In the studious treatises that have celebrated the mythology of trout for the last 500 years, streams are always clear as air and cold as melting snow, anglers are generally knee-deep in rapids that gurgle in perfect pitch and the sacred fish are caught only by casts that graze perfection.
So Rodney Hawkins was a bit disappointed Saturday to find himself sharing a small piece of the Rose River with about 60 men, women and children, elbow to shoulder, casting kernels of corn to small trout that were easier to catch than a chill in February.
"This is just too crowded," said Hawkins, 16, dressed in rubber waders and equipped with textbook-perfect trout gear. On both sides of him, anglers with stubby Fiberglas poles or lines tied to tree limbs were busy catching stocked fish, branches and one another.
The opening day of trout season is a spring ritual as predictable as any spawning run. White-haired grandfathers and wide-eyed kids stake out favorite spots beside fast-moving water to catch marvelously colored trout.
In Virginia's Madison and Rappahannock counties, which begin about 70 miles southwest of Washington and climb the eastern slope of the Shenandoah Mountains, trout season is as much a part of the local rhythm as church bake sales and spring plowing.
Anglers travel hundreds of miles to fish rivers like the Rose and the Hughes, which begin under tangles of mountain vegetation, then gush down rocks and ridges to flatland farm country. Along the way, they are stocked each year with thousands of hatchery-raised trout, obligingly naive, especially on opening day.
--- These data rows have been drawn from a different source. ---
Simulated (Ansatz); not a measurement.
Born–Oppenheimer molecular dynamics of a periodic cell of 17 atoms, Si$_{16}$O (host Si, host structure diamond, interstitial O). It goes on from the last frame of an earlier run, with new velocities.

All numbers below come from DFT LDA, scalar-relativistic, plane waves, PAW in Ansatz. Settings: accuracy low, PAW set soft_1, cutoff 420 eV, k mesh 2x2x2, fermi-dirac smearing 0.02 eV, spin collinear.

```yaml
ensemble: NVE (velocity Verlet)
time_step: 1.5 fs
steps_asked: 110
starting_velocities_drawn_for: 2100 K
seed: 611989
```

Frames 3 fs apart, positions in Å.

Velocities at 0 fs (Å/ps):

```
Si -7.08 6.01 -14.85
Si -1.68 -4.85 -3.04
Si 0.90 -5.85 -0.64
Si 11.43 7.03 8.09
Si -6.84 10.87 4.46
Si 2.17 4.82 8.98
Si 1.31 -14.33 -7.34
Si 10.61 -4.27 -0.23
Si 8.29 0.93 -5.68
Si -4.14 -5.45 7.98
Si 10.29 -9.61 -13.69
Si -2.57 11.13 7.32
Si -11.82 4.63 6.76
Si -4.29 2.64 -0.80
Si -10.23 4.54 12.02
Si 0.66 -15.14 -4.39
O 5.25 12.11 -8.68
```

"This is a big day down here, a very big day," said Diana Cheston, who, with her husband Whit owns the Syria Mercantile Co., the kind of general store you don't often see outside Norman Rockwell paintings. On opening day, Diana and two clerks were kept busy selling bait, bamboo poles and wicker fish baskets to families of anglers wetting lines in the Rose just a few yards across the road.
"In the winter, everything kind of stops around here," said Diana, a city-bred girl who moved to a small town in Madison County a few years ago. "Money disappears. We carry everybody around here on credit until the money comes back again. The fishing season kind of opens that up."
On Saturday noon, when the season officially opened, the Rose River looked like the scene of a mass baptismal. It wasn't long before fish that had been raised on hatchery food pellets were swallowing almost anything on a hook.
"Come here, fish, come here, fish," said Turner Graves, 6. He was on his hands and knees, chasing his first fish, a 10-inch trout that had jumped the hook as it was pulled ashore and was now trying to flip-flop back in.
Graves was surrounded by a dozen of his kin who were fishing a busy pool of the river just 100 yards below the family-owned Graves Mountain Lodge. "It's a good way to promote fishing for our children," said Rachel Graves, who held a camera around her neck, ready to capture her own riverside treasure. "If you're fishing, you're not going to get into a lot of trouble."
While she was talking, a 5-year-old nephew, Roby Camper, reeled in his first trout. Uncle Jim Graves got the hook out of its mouth, then handed it to the boy. He held the trout stiffly in both hands, staring intently at its gasping mouth, afraid it might disappear if he took his eyes from it.
About a mile downstream, about 200 kids, aided by parents, fished a portion of the Rose that was reserved this day for children 12 and under. The project is an annual cooperative effort between Virginia's Commission of Game and Inland Fisheries, which stocks the stream; the Graves brothers, who own it, and members of the Rapidan Chapter of Trout Unlimited, who volunteer their time and expertise.
"Trout season used to open April 20 every year," said Jay Reed, a white-haired fly caster who has been fishing the Rose and the Hughes for more than 45 years. "But they changed it to the first Saturday in April because whenever the 20th fell on a weekday, all the kids would skip school to go fishing."
Reed was enjoying the sight of so many kids catching so many fish. But he said his own fishing would wait until later, after the crowds had departed for another year and the surviving trout had time to get a little smarter. Soon enough, they would be more than a match for mere men.